Open myitcv opened 3 years ago
The fmt package has been tested and race-tested innumerable times. It could indeed be a bug in the library but I doubt it. It's much likelier to be a problem in your code or environment that reveals itself as this race.
That's not helpful, I know, but we would need a reproducible case to do any serious debugging of such a well-known and well-tested package.
CC @dvyukov
I wonder if this could be due to the sync.Pool
. The sync.Pool
code has special code to avoid triggering the race detector on values put into the pool and then retrieved from the pool, but it's not clear to me that that that code handles a slice referenced by the object in the pool. I wonder if it is possible that the race detector is not detecting the synchronization implied by using the pool.
The fmt package has been tested and race-tested innumerable times. It could indeed be a bug in the library but I doubt it. It's much likelier to be a problem in your code or environment that reveals itself as this race.
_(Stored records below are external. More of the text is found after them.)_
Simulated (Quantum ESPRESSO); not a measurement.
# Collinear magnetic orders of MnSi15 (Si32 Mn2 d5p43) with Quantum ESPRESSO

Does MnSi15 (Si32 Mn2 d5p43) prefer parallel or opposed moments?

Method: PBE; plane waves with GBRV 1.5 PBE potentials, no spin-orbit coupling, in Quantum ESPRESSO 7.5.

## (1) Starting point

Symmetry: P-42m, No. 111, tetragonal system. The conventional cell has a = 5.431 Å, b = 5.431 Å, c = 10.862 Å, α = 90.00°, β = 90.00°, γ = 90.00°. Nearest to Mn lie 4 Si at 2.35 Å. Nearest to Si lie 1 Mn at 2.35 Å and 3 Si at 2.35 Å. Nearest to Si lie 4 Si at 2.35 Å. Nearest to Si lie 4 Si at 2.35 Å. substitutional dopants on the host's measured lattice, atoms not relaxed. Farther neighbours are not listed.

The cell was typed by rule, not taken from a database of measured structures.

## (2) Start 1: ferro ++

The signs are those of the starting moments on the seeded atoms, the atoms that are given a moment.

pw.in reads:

Thanks, @robpike. I used the word "apparent" in the title to try and convey the fact that we're not definitely looking at a race, but a situation the race detector thinks is a race (I didn't do that in the body of the description - now fixed). My analysis and assertion that the problem is not in our code might be wrong of course.
The first stack seems to be on the fmt internal buffer (which is either newly allocated memory, or come from sync.Pool, right?). But what's strange is that the second stack seems to be on some user slice here: https://github.com/govim/govim/blob/main/cmd/govim/internal/golang_org_x_tools/fakenet/conn.go#L121 which was received from f.input channel: https://github.com/govim/govim/blob/main/cmd/govim/internal/golang_org_x_tools/fakenet/conn.go#L116 Do internal fmt buffers ever leave fmt package? I don't see how this can happen. Say, fmt.Sprintf would return a copy of the internal buffer, right?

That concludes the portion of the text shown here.